Belfast Metropolitan College

Belfast Met college students on a plane

Students gain skills while supporting social enterprises

The ICE with GRIT programme has brought real-life business experiences to vocational education and training students at Belfast Metropolitan College by harnessing the social enterprise communities in Northern Ireland and the Netherlands.

The project, which began in 2017 and backed by a €186,000 Erasmus+ grant, tackled long-standing local skills, economic development, and social inclusion problems by allowing students to work on challenges faced by organisations such as the NSPCC.

As well as improving their confidence and problem-solving skills locally, students also visited Konig Willhelm College in Hertogenbosch to learn from the Dutch experience.

Connecting social entrepreneurs with college students

The needs of social enterprises presented a unique opportunity to both develop students and improve local economic conditions. 

“We identified that resilience, confidence and independence were key for students,” said Glen McMahon, the International Manager for Belfast Met.

“ICE with GRIT allowed the voluntary sector and social enterprises in Northern Ireland to connect with us and come to the college with projects that they cannot afford employees to solve.

“This allowed our students to get real-life experience without disrupting the curriculum, or the industry.”

The social enterprise experiences allowed students to obtain work opportunities with local blue-chip employers such as Citibank, an organisation that traditionally only employs graduates.

What did the Belfast Metropolitan College students gain?

Belfast Met student holding his certificate

“They learnt problem-solving skills by solving the challenges the social enterprises put forward. For example, the students have reviewed websites for a social enterprise that couldn’t afford to use a marketing company.

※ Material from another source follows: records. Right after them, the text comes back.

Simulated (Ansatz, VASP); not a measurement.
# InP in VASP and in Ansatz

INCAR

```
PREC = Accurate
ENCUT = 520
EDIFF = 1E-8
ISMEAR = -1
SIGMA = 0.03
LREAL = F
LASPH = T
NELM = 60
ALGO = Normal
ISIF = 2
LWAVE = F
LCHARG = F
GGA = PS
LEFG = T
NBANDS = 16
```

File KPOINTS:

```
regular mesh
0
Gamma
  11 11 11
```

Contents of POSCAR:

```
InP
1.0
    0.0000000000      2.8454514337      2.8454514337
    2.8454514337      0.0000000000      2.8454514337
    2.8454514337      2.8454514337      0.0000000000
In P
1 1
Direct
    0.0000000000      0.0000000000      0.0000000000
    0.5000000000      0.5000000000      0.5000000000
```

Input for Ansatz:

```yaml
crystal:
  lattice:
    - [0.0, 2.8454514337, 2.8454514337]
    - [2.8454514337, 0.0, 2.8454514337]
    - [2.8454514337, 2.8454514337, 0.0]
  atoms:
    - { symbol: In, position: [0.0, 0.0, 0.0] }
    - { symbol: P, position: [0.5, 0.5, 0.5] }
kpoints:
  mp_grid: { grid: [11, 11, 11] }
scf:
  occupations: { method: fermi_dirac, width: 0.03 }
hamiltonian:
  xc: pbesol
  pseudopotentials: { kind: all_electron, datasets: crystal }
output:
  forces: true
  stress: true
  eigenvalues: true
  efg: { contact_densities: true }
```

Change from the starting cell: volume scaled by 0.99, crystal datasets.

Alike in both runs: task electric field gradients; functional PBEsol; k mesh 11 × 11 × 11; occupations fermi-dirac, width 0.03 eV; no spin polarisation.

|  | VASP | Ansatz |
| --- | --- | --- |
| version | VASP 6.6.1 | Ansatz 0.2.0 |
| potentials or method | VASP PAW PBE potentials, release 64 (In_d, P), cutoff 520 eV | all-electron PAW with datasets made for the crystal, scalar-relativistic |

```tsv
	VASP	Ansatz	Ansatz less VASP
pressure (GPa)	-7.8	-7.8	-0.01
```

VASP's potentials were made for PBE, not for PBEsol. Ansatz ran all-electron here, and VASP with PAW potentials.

“I think our young people are going to be more prepared. Their confidence has increased. It has given them an appetite to get up and enjoy life and go and see something,” said Glen.

The college worked with awarding bodies including Edexcel Pearson and the Education and Training Inspectorate for Northern Ireland to create a focused qualification for students.

“We chose to do this in-house rather than use an external company. Our students come to us at a lower level. We want to hold on to them and get them into level 5 qualifications,” added Glen.

Lessons learnt during Erasmus+ exchange visits

During the visit to the Netherlands, the social enterprise partners of Konig Wilhelm College met with the visiting students and lecturers.

Studying the links the college had with their local social enterprises enabled Belfast Met to forge better links with their own local third-sector employers.

“We wanted to know why the colleges in the Netherlands connected so well to social enterprise. A strong output of the project has been our work with a local hospice and the NSPCC. The curriculum area manager was able to look at the Dutch format, understand it and implement it in our college,” said Glen.

ICE with GRIT students

“We have had ten teachers and lecturers involved. They have realised it’s not a hassle. It can open your mind. You realise that the other lecturers face the same challenges you face. Talking through things together creates a collaboration space.”

The benefits for Belfast Met

Glen feels that ICE with GRIT has enhanced the curriculum offer and reputation of Belfast Met.

“Colleges used to be places where you went if you didn’t get the grades to continue the academic route. Now, we are the number one choice for Cyber Security in Northern Ireland. For general business, IT and financial services we are arguably the number one college in the UK outside of London.

“The reason we are at the table today is because of internationalisation. Erasmus+ is making Belfast Met an attractive place to study.”